Pragati Priya, a 29‑year‑old content creator from Jharkhand, is set to attend a master’s in global economic affairs in Rome this September. She hopes the programme will open doors in Europe, but the steep decline of the rupee against the euro means she must now borrow more than before to cover tuition that previously seemed affordable.



  India now supplies more than 1.2 million higher‑education students abroad, overtaking China as the largest source of international learners. Yet a depreciating currency, bleak job prospects in the US and Europe and stricter visa accreditation have roped many of them back to the home country. Recent surveys show a 20% fall in UK enrolments and almost 7% decline in US intake over the last year.



  The rupee’s decline is compounded by the fact that international students who have already paid part of their fees need to refinance loans to cover later instalments. From 2019 to 2024, it has fallen 35‑47% against major study destinations, eroding the value of funds used to pay tuition and living costs overseas.

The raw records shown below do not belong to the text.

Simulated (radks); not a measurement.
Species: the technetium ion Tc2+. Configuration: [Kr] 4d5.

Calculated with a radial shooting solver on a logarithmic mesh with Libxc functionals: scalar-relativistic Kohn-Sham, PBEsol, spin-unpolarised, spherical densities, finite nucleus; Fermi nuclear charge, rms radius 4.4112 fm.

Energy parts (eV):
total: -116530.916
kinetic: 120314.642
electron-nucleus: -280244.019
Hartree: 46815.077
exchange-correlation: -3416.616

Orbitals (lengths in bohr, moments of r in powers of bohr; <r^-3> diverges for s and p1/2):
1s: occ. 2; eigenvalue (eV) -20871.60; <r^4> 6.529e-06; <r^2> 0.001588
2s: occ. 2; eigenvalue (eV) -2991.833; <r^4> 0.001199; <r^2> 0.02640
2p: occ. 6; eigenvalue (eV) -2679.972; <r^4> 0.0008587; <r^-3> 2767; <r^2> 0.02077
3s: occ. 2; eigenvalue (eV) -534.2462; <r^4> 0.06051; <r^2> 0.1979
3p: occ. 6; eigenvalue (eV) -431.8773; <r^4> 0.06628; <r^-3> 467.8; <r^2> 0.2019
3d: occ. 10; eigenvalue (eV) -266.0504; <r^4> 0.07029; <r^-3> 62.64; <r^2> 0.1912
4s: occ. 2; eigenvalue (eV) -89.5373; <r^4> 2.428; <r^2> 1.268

  The Global Student Flows Report 2026 forecasts an average decline of 0.5% across the US, UK, Canada and Australia for the next few years, but shows rising interest in Germany, Ireland, Italy and other European nations. These countries offer lower tuition, shorter study periods, and more favourable post‑study work pathways that appeal to cost‑conscious Indian families.



  Industry voices warn that the combined effect of a weak rupee, tightened immigration, and a challenging job market creates a “perfect storm” for both universities and the students they host. For the US and the UK, which have built soft‑power through international education, the trend could undermine their soft‑power and economic influence.